What can I know about this part of code?

Question

What does this part of a script do? This is a part of a scrpt in bash

for j in *.* ; do 
    cp $j ../../$name-S$i.gid/data/${j%%.*}$i.${j#*.}
    sed "s/$name-S/$name-S$i/" $j > ../../$name-S$i.gid/data/${j%%.*}$i.${j#*.}
done

I forgot to say that "i", is a parameter that goes from 1 to specific number and "$name" is a part of name of a folder.

Answer 1

This is stupid code. First I rewrite it so that this becomes obvious (I add quoting, too):

for j in *.* ; do 
    target_file="../../$name-S$i.gid/data/${j%%.*}$i.${j#*.}"
    cp "$j" "$target_file"
    sed "s/$name-S/$name-S$i/" "$j" >"$target_file"
done

I.e. a file is copied and immediately afterwards the new file is overwritten. This is done for all files whose name contains a dot (but probably not at the beginning; depends (in bash) on the setting of dotglob).

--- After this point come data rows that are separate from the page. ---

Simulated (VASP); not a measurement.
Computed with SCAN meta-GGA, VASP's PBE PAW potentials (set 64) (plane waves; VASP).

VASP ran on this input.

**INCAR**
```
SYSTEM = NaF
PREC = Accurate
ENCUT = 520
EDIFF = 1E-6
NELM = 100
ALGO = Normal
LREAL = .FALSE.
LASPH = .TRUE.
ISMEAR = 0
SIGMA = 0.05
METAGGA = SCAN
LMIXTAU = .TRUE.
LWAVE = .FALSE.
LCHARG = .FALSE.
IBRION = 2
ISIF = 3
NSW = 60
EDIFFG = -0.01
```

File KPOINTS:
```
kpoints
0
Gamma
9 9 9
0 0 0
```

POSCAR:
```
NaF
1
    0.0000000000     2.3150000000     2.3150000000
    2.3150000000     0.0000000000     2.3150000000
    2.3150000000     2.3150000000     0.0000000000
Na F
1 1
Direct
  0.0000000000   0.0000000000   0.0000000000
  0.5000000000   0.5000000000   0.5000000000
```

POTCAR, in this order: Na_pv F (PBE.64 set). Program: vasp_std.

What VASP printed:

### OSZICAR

The target file path is constructed as:

1. Put it in another directory.

2. Erase the file extension (all parts of it, i.e. everything from the first dot).

3. Add the number i and then the old extension.

The sed call replaces only the first (intentional limitation?) occurrance of $name-S (i.e. its expansion) in a line by $name-S$i (its expansion again).